The Ukrainian army knew exactly where to aim its newly-delivered, American-made M39 missiles on Monday night or early Tuesday morning: the northern apron at the airfield outside Russian-occupied Berdyansk.
That’s where the Russian air force had been parking some of the attack helicopters it had deployed for operations over southern Ukraine.
The Ukrainian rocketeers punched the coordinates into their High-Mobility Artillery Rocket Systems’ fire-controls. Three M39s lanced into the nighttime sky and, a few minutes later, scattered nearly a thousand submunitions apiece across the apron.
The result was “one of the most serious strikes of all time” in Russia’s 21-month wider war on Ukraine, according to Fighterbomber, a popular Russian Telegram channel. The Ukrainian military claimed it destroyed a combined nine helicopters in the Berdyansk attack and a simultaneous raid on a facility in Luhansk, farther to the east.

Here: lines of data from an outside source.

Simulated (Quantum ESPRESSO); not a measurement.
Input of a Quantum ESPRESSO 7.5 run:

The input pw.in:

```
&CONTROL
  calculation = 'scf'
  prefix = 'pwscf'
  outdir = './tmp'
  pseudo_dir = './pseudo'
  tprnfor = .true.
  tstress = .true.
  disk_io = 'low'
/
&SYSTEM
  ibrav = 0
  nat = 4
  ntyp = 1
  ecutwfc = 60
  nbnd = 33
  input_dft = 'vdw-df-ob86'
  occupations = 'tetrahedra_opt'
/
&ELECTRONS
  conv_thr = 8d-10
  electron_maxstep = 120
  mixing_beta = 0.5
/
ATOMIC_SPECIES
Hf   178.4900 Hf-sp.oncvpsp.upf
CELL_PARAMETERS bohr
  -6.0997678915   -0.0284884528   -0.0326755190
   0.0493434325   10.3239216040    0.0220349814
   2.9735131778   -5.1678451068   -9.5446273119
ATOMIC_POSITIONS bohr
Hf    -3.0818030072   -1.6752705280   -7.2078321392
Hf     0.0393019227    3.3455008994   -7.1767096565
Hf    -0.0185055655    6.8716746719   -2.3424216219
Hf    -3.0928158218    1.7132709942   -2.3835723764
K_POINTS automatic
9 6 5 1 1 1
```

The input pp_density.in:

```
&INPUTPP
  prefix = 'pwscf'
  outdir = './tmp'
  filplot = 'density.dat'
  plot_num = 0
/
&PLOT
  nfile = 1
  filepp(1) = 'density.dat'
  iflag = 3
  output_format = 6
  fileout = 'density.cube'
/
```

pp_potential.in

Ukrainian analysis team Frontelligence Insight compared high-resolution Planet Labs satellite imagery from September with lower-resolution imagery from Wednesday broadly to confirm the military’s claim.
Frontelligence Insight scrutinized imagery from Sept. 29 and pinpointed four Kamov Ka-52 and one Mil Mi-24 helicopters parked on the northern apron at the Berdyansk base. The group then scrutinized imagery from Oct. 17—and found scorch marks where those five helicopters should have been.
As for the other four ‘copters Kyiv claimed it destroyed: maybe they were in Berdyansk, maybe they were in Luhansk. “Additional signs of destruction exist on the airfield” in Berdyansk, Frontelligence Insight noted. “However, we haven’t included these details in this report due to the challenge of properly identifying objects and assessing the extent of their damage.”
The damage Frontelligence Insight was able to confirm stretches across a roughly 400-yard length of the apron. That the Ukrainians precisely could strike that specific swathe of the airfield underscores the fundamental soundness of the M39 missile.
The M39 Army Tactical Missile System, or ATACMS, is a two-ton, 13-foot ballistic missile with a solid rocket motor and a warhead containing 950 grenade-size submunitions. Fired by a tracked or wheeled launcher, the 1990s-vintage missile ranges as far as 100 miles under inertial guidance.
An M39 usually should strike within 50 yards or so of its aim-point. This isn’t super-accurate by modern standards, but it’s accurate enough considering that the M39 is an area weapon. As the missile plummets toward its target, it spins and pops open, scattering its steel-and-tungsten bomblets across an area of potentially tens of thousands of square feet.
A submunition warhead is perfect for striking large installations crowded with unprotected equipment. An airfield, for example, with its fragile airplanes, helicopters, fuel bowsers and support equipment.
It’s not for no reason that, when it tested the M39, the U.S. Army aimed the missile at a mock airfield where the service parked old helicopters and trucks. Footage of the test depicts submunitions tearing into the vehicles.
Given the size of the Berdyansk airfield, it still was necessary for the Ukrainian rocket battery to aim its ATACMS at specific corners of the target—and count on the rocket’s accuracy and area effects to do the rest.
It worked. And now the Russians must make some difficult choices in order to protect their surviving rotorcraft from follow-on ATACMS raids.
“The impact of this devastating attack is undeniable,” Frontelligence Insight noted. “It will likely disrupt helicopter operations in the south of Ukraine for some time, compelling the Russians to adjust their logistics and the operations of nearby helicopter bases.”